PITTSFIELD - An Adams woman was sentenced to four years in jail Wednesday after she admitted to staging a hoax in order to steal close to $60,000 from the credit union where she was the head teller.
Felisa Kazimierczak, 44, told a coworker at the Greylock Federal Credit Union branch on Kellogg Street on March 1, 2012, that she had found a note on her car that threatened to harm her teenage daughter unless Kazimierczak dropped off a large amount of cash at a location in Lanesborough.
In reality, police said, there was no threat and the story actually was a cover-up of an "inadequately planned embezzlement," according to police.

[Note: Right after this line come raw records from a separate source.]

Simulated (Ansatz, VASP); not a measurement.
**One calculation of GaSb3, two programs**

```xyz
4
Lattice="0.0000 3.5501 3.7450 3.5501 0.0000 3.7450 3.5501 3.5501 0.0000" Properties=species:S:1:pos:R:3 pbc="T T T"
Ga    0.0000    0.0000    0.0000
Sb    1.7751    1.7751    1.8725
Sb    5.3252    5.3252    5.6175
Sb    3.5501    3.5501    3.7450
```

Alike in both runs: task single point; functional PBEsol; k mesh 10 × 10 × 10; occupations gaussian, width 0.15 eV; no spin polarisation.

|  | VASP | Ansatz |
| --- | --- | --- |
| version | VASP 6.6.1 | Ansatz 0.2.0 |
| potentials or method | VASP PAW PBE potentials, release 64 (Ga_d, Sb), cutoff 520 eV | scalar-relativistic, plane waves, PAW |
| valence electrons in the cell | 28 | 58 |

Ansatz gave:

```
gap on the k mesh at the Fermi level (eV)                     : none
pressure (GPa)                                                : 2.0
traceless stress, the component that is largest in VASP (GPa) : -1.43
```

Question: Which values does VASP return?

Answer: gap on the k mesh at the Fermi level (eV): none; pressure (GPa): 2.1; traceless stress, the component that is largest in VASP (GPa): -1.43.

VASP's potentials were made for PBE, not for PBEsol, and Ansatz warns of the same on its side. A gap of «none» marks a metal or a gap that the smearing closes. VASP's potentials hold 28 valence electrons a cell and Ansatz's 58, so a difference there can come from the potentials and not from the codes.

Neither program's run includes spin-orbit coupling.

Kazimierczak loaded cash that was earmarked for area ATMs into a bag and coerced her coworker, who was also a friend, to act as a lookout while she went to deliver the cash at the fake drop-off point, Assistant Berkshire District Attorney Richard M. Locke said. The co- worker, Tracie Herrick, sat by a window at the bank for an hour, Locke said.
"I never got over what happened to this day," a distraught Herrick said in Berkshire Superior Court on Wednesday. She said she sat waiting for Kazimierczak to return, wondering if she or her family were in danger.
When Kazimierczak returned to the credit union, she told Herrick that she only dropped off part of the money.
During the ensuing investigation by the Pittsfield police, a bag of cash was found in Kazimierczak's car with $58,000 missing from what she had pulled from the vault to give the would-be robbers, according to Locke.
A search by police did not turn up the money or any indications it had been dropped off, and the investigation soon turned toward Kazimierczak.
Just days before the caper, the credit union had announced that there would a systemwide audit. Locke said Kazimierczak began moving money around from ATM to ATM shortly after the audit was announced. Additionally, $ 20,000 was found hidden in a tube that is used in an ATM for purchasing stamps and doesn't regularly hold cash, he said.
Kazimierczak, through her attorney, Elizabeth M. Quigley, said that she hadn't planned on taking that money, but had instead used it as a backup for one of the ATMs that wasn't unloaded on a regular basis. She did admit to altering credit union paperwork related to that money.
When investigators executed a search warrant at Kazimierczak's home in Adams, they discovered thousands of used scratch- off lottery tickets. Police said they were told by the woman's friends that she liked to gamble at casinos. Locke said that although Kazimierczak was making $ 45,000 a year at her job, the family had a large amount of debt.
The $58,000 was never recovered, but the credit union has said it was insured for the loss. The credit union has since invested "hundreds of thousands of dollars" to update internal security measures, according to Paul Marchetti, Greyock's senior vice president and chief risk officer.
He said Kazimierczak betrayed her employer and its customers.
Kazimierczak pleaded guilty to five charges: kidnapping, larceny over $250, misleading a police officer, making a false crime report and making false entries into corporate books.
Quigley said her client was taking responsibility for her actions, had never been in trouble with the law before and was a "model citizen" and mother.
"This is a situation where a good person does a bad act," the attorney told the court.
Judge John A. Agostini told the defendant that the crime left "an unsavory taste" in his mouth and that it was particularly egregious that she brought her daughter and her friend into the situation. He ordered Kazimierczak to serve a total of four years at the Berkshire County Jail & House of Correction. The sentence was in line with a joint recommendation between the DA's office and Quigley.
One count of embezzlement from a bank was dismissed at the prosecutor's request.
A tearful Kazimierczak, who had been free on personal recognizance, was handcuffed and led away by court officers.
After court, Locke told The Eagle that "this investigation should be used as a model" because everything was done right, from preserving the crime scene to interviewing the suspect.
"They knew the case better than she did," he said of the detectives. He gave credit to Pittsfield Police Detective Capt. Patrick F. Barry and Detective Timothy Keonig.
Barry also praised Keonig's " outstanding" work on the case as well as the "hundreds of hours" put in by the rest of the detective unit and crime scene investigators. He also praised the work of the patrol officers, Locke's prosecution of the case and the help of Lanesborough, Cheshire and Adams police.